St. Lawrence University

Three members of the St. Lawrence University faculty have been selected for the Spring 2016 cohort of Digital Initiatives Faculty Fellowships, a program designed to advance the use of digital tools and approaches in classroom settings.

The faculty fellows include Elun Gabriel, associate professor of history, and Dorothy Limouze, Flint Professor of art and art history, while Jennifer Thomas, assistant professor of performance and communication arts, continues her fellowship as a Senior Fellow.

“The courses proposed by these faculty members exemplify the program’s core values of innovative pedagogy, interdisciplinary research, and integrative learning,” said Leila Walker, (former) assistant director of the Crossing Boundaries Mellon Humanities grant. “We are excited to develop digital components for these courses in a collaborative environment, and we expect that the resulting projects will be models for ongoing engagement with the digital humanities at St. Lawrence University.”
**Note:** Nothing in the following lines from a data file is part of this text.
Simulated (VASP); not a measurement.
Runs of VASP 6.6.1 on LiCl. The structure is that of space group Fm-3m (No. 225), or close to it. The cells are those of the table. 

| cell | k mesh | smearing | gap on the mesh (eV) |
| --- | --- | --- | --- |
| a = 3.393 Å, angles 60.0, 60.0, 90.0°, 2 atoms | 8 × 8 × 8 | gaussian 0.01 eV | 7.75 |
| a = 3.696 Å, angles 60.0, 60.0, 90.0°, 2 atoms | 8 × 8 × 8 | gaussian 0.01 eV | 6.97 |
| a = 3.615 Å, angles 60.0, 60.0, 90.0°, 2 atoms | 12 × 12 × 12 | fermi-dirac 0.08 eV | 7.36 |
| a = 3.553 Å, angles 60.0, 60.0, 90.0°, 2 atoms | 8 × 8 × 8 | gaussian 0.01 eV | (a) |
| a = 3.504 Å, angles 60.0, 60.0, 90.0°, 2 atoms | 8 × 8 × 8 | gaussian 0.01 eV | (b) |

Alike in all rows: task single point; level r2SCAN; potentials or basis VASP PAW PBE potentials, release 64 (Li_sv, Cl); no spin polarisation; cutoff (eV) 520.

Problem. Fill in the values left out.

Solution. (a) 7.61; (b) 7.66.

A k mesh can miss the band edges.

The Digital Initiatives Faculty Fellowship Program represents a partnership between the Crossing Boundaries Mellon Humanities grant and Libraries and Information Technology, including individuals from Digital Initiatives, the GIS program and Educational Technologies.

The program is designed as a way for faculty to experiment with digital tools such as interactive timelines, GIS web-based mapping and data visualizations without feeling like they had to possess individual expertise in these areas. Fellows will meet regularly as a cohort and individually with the appropriate digital partners to develop their projects over the course of the semester.

The Crossing Boundaries initiative was made possible by a $700,000, five-year grant from the Andrew W. Mellon Foundation beginning in Fall 2012. Focusing on the humanities at St. Lawrence University, stakeholders associated with the grant are working to transform learning in three important ways:

  1. Integration in teaching and learning;
  2. Advancement of multi-modal literacy (making use of the many tools of the humanities—both analog and digital);
  3. Increasingly rigorous experiential and/or off-campus learning.

“Now in its fourth semester, the Digital Initiatives Faculty Fellowships program has included includes faculty colleagues from a wide range of disciplines and with a similarly diverse range of technical skills,” said Judith DeGroat, director of the Crossing Boundaries Mellon Humanities Grant. “This semester’s participants, from the arts and humanities, allow us to focus on a core element of the grant: revitalizing the humanities on campus.”

This semester’s faculty fellows have a range of interests, including a seminar on the history of genocide in the modern world that will use digital tools to examine the development of genocides in time and space, a senior seminar on art museums that will use the Brush Gallery collections to engage students in virtual exhibitions, and a theatre production course that will engage the public in the theatrical experience beyond the performance.

For more information on individual fellows, visit

“This group represents a wide spectrum of perspectives and methodologies,” said Eric Williams-Bergen, director of Digital Initiatives. “In order to support increasingly ambitious digital projects with varied goals, we need to keep refining our models of support and collaboration. The Digital Initiatives Faculty Fellowship Program is a major part of that effort.”  

Partnerships established this spring will continue into the fall 2016 semester. Fellows will also work with Walker to create a shared digital portfolio in order to promote a culture of pedagogical exchange and collaboration.